I would like to ask a question that might seem ridiculous but I'm really willing to comprehend the what and why rather than simply memorizing some rule or pattern that applies "the best". And I hope it will help other people who have similar question.
So, the issue is as follows: I'm always getting confused when expanding or simplifying an expression when it comes to the signs of its terms.
Let's take this expression for example:
$$4(x^2 + 3x - 5)$$
I get 3 possible scenarios in my mind:
SOLUTION#1: I have to multiply each term by factor of 4 WITHOUT looking at their signs. It goes like:
initial expression: $$4(x^2 + 3x - 5)$$ expanding: $$(4 * x^2) + (4 * 3x) - (4 * 5)$$ result: $$4x^2 + 12x - 20$$
I didn't take into account the plus and minus signs standing close to the numbers when multiplying them by 4. Rather, I left them there as it was in the initial expression as if this group in parentheses didn't know about distribution (if I can say so).
SOLUTION#2: I have to multiply each term by factor of 4 WITH their signs taken into account. It goes like (this approach might hurt your eyes and perhaps the common sense (if it wasn't hurt by the very question already) so I apologize in advance):
initial expression: $$4(x^2 + 3x - 5)$$ distributing to the first term: $$(4 * (+x^2)) = + 4x^2$$ distributing to the second term: $$(4 * (+3x)) = + 12x$$ distributing to the third term: $$(4 * (-5)) = - 20$$ so we get: $$4x^2 + 12x - 20$$
SOLUTION#3: Most of the times I used to solve it this way:
initial expression: $$4(x^2 + 3x - 5)$$ expanding: $$(4 * x^2) + (4 * 3x) - (4 * (-5))$$ then I would get: $$4x^2 + 12x - (-20)$$ And here's where I would get completely stuck as to if I should leave it as is OR make it like this: $$4x^2 + 12x + 20$$
I know that SOLUTION#3 is a result of the lack of knowledge and confusion between different rules.
SOLUTION#1 and SOLUTION#2 yield the correct answers though.
Could anyone please explain which of these solutions is correct and must be applied?
Or both of the first solutions are correct and might be used interchangeably?

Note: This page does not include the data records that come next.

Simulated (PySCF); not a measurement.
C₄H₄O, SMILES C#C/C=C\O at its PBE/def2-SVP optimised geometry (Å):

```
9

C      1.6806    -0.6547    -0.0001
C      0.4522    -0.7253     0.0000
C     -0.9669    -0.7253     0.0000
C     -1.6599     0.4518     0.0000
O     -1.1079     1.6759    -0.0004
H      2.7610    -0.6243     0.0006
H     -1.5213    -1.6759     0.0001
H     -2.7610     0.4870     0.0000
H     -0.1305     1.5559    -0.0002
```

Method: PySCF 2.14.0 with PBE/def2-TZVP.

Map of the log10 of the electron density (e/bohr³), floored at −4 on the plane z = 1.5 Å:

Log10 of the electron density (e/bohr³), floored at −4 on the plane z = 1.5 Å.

Or none of them actually make sense?
UPD: I guess that my problem is that I can't differentiate when signs indicate some operation or they belong to some number and indicate that it's positive or negative. I'm used to view plus and minus signs as indicators of both operations and that number is positive or negative. And it results into confusion like in SOLUTION#3.
Solutions $1$ and $2$ would be the best path to take.
Solution #$1$ uses the distributive property by using all positive numbers and then using the operations in sequence, i.e. $4(x^2 + 3x - 5) = 4\cdot x^2 + 4 \cdot 3 x - \color{red}{({4 \cdot 5)}} = 4x^2 + 12x - 20.$
Solution #$2$ uses the distributive property by multiplying each of the numbers according to the signs, and any negative values become minus signs, i.e. $4(x^2 + 3x - 5) = +4\cdot (+1x^2) + +4 \cdot (+3x) + \color {blue}{({+4\cdot -5)}}= 4x^2 + 12x - 20.$
The problem with solution #$3$ is that there is an extra minus sign added before $5$, and while $(-4) \cdot (-5) = +20$, it produces the incorrect answer $4x^2 + 12x + 20$.